For pen testing firm IOActive, security is cultural not transactional

IOActive may not be a household name but you almost certainly know its work.

The Seattle-headquartered company has been behind some of the most breathtaking hacks in the past decade. Its researchers have broken into in-flight airplanes from the ground and reverse engineered an ATM to spit out gobs of cash. One of the company’s most revered hackers discovered a way to remotely shock a pacemaker out of rhythm. And remember that now-infamous hack that remotely killed the engine of a Jeep? That was IOActive, too.

If it’s connected, they will bet that they can hack it.

IOActive has made a name for itself with its publicly reported findings, but its bread and butter is helping its corporate customers better understand how they approach security.

Since its founding more than two decades ago, the penetration testing and ethical hacking company now serves customers mostly in the Global 1000 largest companies to help assess and test their security posture.

“You can have the absolute most sophisticated alarm in the entire world, and I guarantee our team can break in,” said Jennifer Steffens, IOActive’s chief executive, in a call with TechCrunch. “But if you left your front door unlocked lock, hackers are going to walk right through.”

“Don’t pay us to show you how to break into the alarm before someone learns how to lock the door,” she said.

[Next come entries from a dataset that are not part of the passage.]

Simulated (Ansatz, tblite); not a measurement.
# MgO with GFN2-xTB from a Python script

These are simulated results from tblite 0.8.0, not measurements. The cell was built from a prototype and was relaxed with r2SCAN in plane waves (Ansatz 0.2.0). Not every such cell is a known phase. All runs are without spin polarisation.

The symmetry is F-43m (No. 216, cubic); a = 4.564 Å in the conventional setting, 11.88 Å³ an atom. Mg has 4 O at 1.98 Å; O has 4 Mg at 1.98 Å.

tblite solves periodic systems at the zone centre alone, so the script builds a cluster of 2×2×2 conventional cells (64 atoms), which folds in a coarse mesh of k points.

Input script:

Much of the company’s work is done with its corporate clients under non-disclosure agreements. By thinking like the bad actors trying to get, IOActive’s testers search and find vulnerabilities — and fix them before they can be exploited. It’s what Steffens refers to as the “evil bit,” describing it as a “natural curiosity to tear everything apart and see how it works.”

“We always like to take the attackers perspective,” she said. As testers, they look at the entire company’s systems and networks — and not just the big obstacles.

All it takes is an out-of-date printer that hasn’t been patched in years or an Internet of Things device with a default password that can bring a company crashing down. IOActive’s testers look at everything — and spare nothing.

“Security is much more valuable the earlier you think about it and building maturity by design — versus bolting it on at the end,” said Steffens. She said it’s faster, less expensive, and more effective to think about security by design first and not as an afterthought, which is where mistakes are made and vulnerabilities are found.

But for IOActive, testing a company’s security isn’t transactional or an in-and-out job. It’s a never-ending effort — one that requires reworking how a company approaches security from the ground up. The company sees security as a culture, and something that grows and develops over time. By working with the bigger companies, it sends a message of “how should we be behaving” to startups and small-to-medium sized businesses. Steffens said getting in at the ground level with some of the newer companies is where it has the most impact.

“We really want to be able to embed ourselves in their security fabric and figure out how to really help them as a business,” she said.

It’s not just a matter of revenue, it’s a principle that the company stakes its reputation on. In some cases, IOActive has clients that have been around longer than Steffens has been at the company — a little over a decade.

“We want these the long term relationships where we can have that long term impact,” she said.

It’s a business model that clearly works. The company is entirely self-funded, said Steffens. “There’s no magic here,” she said. “We really invest everything back into the company to be able to scale.” The company has four offices, including London and Dubai. It also has an office and a lab in Madrid.

But the company’s public pride and joy is its research arm, which helps give the company a public face amid the consulting work it keeps under wraps. Steffens admitted it’s the kind of “big sexy systems” her staff researchers and consultants want to hack in their spare time. She said some of the company’s biggest research findings have been from her staff buying technology — either for function or for fun — and tearing them apart.

It’s a side project to the company’s main moneymaker, but it’s a healthy balance that helps promote its cultural security mission.

“We’re really trying to change industry perspective and build awareness for the critical need for security from the start,” said Steffens.

There is no such thing as perfect security, she said. But making sure there’s a culture and attitude of being aware of security is one of the most critical components a company can have.